Miller's Play Fills Small Stage With Big Emotion

Arthur Miller was once a staple on Moscow stages. Forty, fifty years ago. The ground-breaking American playwright has been revived from time to time in recent years and decades, but it would be no exaggeration to say his works here have been in eclipse.

A new rendition of "The Price" on the small stage at the Mayakovsky Theater puts a big, fat end to that. What a beautiful, moving production this is!

But this is not only a comeback for Miller. It is also a relatively rare production from director Leonid Kheifets — his first in the last two years and his second in seven.

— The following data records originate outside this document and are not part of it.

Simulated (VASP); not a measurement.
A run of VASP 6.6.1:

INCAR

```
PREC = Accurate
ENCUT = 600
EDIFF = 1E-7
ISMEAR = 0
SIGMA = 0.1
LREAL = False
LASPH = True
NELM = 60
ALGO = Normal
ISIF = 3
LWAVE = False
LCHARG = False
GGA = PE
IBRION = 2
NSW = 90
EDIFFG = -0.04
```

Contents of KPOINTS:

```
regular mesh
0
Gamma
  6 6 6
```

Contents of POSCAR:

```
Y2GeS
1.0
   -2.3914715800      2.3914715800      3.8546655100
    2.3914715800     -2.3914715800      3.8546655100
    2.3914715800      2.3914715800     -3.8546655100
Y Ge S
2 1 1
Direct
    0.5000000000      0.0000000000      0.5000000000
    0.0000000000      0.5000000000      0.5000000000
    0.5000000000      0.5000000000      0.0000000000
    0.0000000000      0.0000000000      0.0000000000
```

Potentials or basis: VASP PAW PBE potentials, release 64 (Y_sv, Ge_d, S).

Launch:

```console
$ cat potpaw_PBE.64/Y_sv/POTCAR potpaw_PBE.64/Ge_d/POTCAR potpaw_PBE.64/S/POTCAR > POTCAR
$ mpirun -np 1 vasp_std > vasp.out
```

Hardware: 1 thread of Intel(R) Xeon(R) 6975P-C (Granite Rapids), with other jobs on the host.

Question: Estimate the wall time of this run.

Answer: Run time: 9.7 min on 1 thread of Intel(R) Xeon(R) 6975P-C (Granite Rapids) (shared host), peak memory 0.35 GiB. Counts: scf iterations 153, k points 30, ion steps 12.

One of Moscow's most prominent directors from the 1970s to the early 1990s, Kheifets has been busy doing other important things of late. As a master teacher at the Russian Academy of Theater Arts, he has turned out numerous talented and influential young directors and actors.

This production of "The Price," however, will justifiably put the spotlight back on him.

I am tempted to say we don't see theater like this anymore. Psychologically precise and theatrically calibrated down to the last millimeter, it is big and small at the same time.

Performed in an intimate space with the spectators in the first row able to reach out and touch the actors should they be tempted, this is a portrait of a family in miniature. But the intimacy of the piece is what makes it so big: it is as though we are watching a film consisting of nothing but close-ups. Every detail, every gesture, every expression, every breath or sigh is of consequence.

Vladimir Arefyev's set design enhances that quality. It is a huge, detailed mess. A wild pile of furniture, knickknacks and junk that goes beyond merely being piled high. Hanging over the stage is a veritable forest of wooden chairs, the legs and backs pointing helter-skelter every which way.

But it is the human element that brings this play about that most human of conundrums — what price is my life? — that provides the fireworks.

Alexander Andrienko plays Victor Franz, an aging, down-to-earth policeman who once dreamed of being a scientist but settled for public service when an education proved too costly. He has returned to his late father's apartment finally to sell off the family belongings and, perhaps, begin a new chapter in life with his flitting, nervous wife Esther (Tatyana Augshkap).

To help him unload his father's belongings he calls in an old estate broker by the name of Gregory Solomon (Yefim Baikovsky). Whether or not this Solomon is as wise as his namesake is open to interpretation, but he surely is as old as Methuselah. More to the point he is every bit as funny as you would expect a curmudgeonly old, New York-dwelling Jewish wheeler-dealer to be.

Baikovsky is flat-out brilliant in this role, which Miller uses to strike off sparks of wisdom mixed equally with con artistry, petulance and genuine human affection. Fiddling with his cane, struggling into or out of an arm chair, or huffing-and-puffing his way around the teetering mountain of furniture, the actor is as smooth as whipped cream and lovable as a puppy — unless he bares his claws like an angry cat.

It is a joyous and moving performance by an actor who wears every one of Miller's words as if they are his own.

Victor's quick deal with the broker is put to the test when his long-lost, wealthy brother Walter (Viktor Zaporozhsky) makes an unexpected appearance. Walter is all smiles at first, but it doesn't take long for this to become a classic sibling rivalry, fueled by suspicion, past mutual offenses and vastly different life philosophies.

Kheifets and his superb cast offer up a powerful and often funny tale about the choices we make in life and the price we pay, or the profit we take, for having made them.

It is easy for us to choose emotionally between Victor and Walter, for example. The former is a good guy, sensitive as his nature and his culture allow him to be, and hopeful of improving himself a little if he can. The latter is pretty full of himself, caustic and inflexible.

But which of them best represents the wisdom that Solomon would like to think he represents?

Staged with sensitivity and acted with depth and finesse, this production is one of the finest, most rewarding shows I have seen this season.